Dear All,
Just to disprove the statement that nobody ever reads the notes taken
from our meetings, Roger has replied with a note on Atlas policy (see
the email below). As our first priority is supporting the experiments
this has quite some consequences for the small to medium sized sites
that are primarily Atlas sites. If Atlas is actively encouraging these
sites not to have storage but to concentrate (and spend their money) on
CPU then this is what they should do. This would have significant
implications for the next round of purchasing for which the money is
about to land into our bank accounts.
I don't know the Atlas computing model as well many of you out there so
I don't know if (like CMS) it has the concept of local grid storage for
users (to write out their ntuples etc). If it does is this something
where the bigger sites could help the smaller sites as well? Ie that
there would be local storage at the bigger sites for the user
communities at the smaller sites?
Clearly, moving a number of sites to being CPU only would reduce the
management burden at those sites. It would also reduce the variety of
resource management tools that we would need to support.

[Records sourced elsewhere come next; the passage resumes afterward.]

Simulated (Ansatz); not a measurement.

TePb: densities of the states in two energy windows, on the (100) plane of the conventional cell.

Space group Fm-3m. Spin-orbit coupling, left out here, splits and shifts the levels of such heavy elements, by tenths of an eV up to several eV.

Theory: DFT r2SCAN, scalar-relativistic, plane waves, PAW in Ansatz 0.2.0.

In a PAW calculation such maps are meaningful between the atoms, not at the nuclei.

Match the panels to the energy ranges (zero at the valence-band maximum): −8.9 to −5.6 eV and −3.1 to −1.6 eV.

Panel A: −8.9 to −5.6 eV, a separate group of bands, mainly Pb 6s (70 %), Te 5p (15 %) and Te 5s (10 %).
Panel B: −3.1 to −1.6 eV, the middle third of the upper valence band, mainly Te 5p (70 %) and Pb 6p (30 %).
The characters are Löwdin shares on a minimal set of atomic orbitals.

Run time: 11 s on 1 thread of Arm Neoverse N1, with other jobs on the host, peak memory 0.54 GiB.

Thoughts and comments would be very welcome.
Best,
david
-------- Forwarded Message --------
Subject: ATLAS storage policy
Date: Mon, 28 Nov 2016 13:45:04 +0000
From: Roger Jones <[log in to unmask]>
To: D J Colling <[log in to unmask]>
Hi Dave,
Reading the Technical Board minutes, I note it makes a statement of
ATLAS policy that is at odds with the policy as stated by the ATLAS
Computing Co-ordinator, who confirmed
“We encourage small sites to be diskless and invest in CPU; we are also
exploring federated storages for medium size sites.” This is much less
strong a statement on federation that I read from those minutes, and we
certainly encourage diskless sites. I might add that the definition of
small moves with time, and I believe in the UK has a threshold around
the 1PB rather than lower values discussed a year ago.